A few days ago, my daughter turned 3 months old. Today marks my first Mother’s Day. From this new vantage point, I have given much thought to the role of motherhood in a family, the tremendous bond I feel with my child, and the influence of mothers in society.
I am troubled, now more than ever, by the obstacles that our criminal justice system creates for mothers. Mass female incarceration – as well as Ohio’s ever-expanding limitations on women with criminal records in the community – creates collateral damage. Women are disproportionately likely to be primary caregivers for children, and children rely on mothers to provide safety, housing, and financial stability.
Our Department of Rehabilitation and Corrections reports that over 4,000 women are locked away in Ohio’s prisons. Forty-four are pregnant. Most others (studies show ~60%) have children outside of the prison walls. In the community, mothers with criminal records also face a different kind of wall: legal barriers limiting gainful employment, stable housing, family reunification, volunteering, and more. They are subject to “collateral consequences of criminal convictions” – over 900 penalties in Ohio law that restrict all aspects of life and motherhood.

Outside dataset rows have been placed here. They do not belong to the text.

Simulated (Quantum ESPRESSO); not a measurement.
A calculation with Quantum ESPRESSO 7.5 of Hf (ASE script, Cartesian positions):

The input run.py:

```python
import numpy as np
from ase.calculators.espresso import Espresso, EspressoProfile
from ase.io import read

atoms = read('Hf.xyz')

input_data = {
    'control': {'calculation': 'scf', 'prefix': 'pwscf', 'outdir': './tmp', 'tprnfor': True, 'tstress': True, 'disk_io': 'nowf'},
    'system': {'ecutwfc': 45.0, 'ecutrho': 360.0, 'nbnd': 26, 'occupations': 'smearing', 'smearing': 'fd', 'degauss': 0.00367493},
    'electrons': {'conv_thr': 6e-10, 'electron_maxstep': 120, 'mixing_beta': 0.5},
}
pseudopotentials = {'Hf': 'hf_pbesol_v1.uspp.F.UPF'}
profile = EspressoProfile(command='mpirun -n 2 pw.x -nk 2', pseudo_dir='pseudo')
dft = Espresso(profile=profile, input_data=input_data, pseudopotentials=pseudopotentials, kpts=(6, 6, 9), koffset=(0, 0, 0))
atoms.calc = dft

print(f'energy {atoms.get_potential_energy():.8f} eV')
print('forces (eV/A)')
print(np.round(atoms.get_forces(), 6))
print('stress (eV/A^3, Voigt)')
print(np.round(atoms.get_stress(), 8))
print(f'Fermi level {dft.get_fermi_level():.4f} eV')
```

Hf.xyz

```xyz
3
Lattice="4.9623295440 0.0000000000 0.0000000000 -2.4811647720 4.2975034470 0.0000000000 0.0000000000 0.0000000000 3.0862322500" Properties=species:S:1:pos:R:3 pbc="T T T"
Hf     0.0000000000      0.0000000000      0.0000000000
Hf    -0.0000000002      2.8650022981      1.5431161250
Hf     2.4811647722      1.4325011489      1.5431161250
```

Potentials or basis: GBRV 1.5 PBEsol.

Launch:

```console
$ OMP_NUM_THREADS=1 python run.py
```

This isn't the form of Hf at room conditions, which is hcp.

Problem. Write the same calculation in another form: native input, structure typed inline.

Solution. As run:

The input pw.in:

Today, I am thinking about my clients’ motherhood-stories and the stories of their family members. I am reminded that women experience pregnancy behind bars and are placed in leg irons and waist chains during transport to delivery. I am reminded that mothers miss their child’s first steps or first day of school, while serving sentences for crimes stemming from addiction, mental health issues, or their own victimization in abusive relationships. I am reminded that Ohio women sit in jail because they cannot afford their bail on Mother’s Day. I am reminded that mothers have to spend less time with their children while working two jobs – because they cannot get decent wages with a criminal record. I am reminded that, even after many years of sobriety and successful, law-abiding behavior, a woman cannot gain custody of her child or grandchild because of her old criminal records. I am reminded that a single mother of four cannot get safe, stable public housing for her family because of a single decade-old offense. Today, as I see my daughter smiling, I wonder how others experience Mother’s Day … and every day of motherhood.
In my work, I get to meet some amazing mothers. Whether seeking CQEs, record sealing, or expungement, my clients are motivated by their children. They want better jobs, continuing education, good housing, and financial stability because they are driven by the same bond I am discovering for the last three months. They want, above all else, to be role models and provide the best opportunities for their kids. And, as much as these mothers are motivated by their children, I know that their children are motivated by their mothers’ successes and determination.
With this backdrop, I offer one overarching conclusion: discourse on criminal justice policy, prison conditions, alternative sentencing, reentry, and social services must include discussions on motherhood. While I consider OJPC’s role in this discourse, I gain inspiration as I look at my daughter on our first Mother’s Day.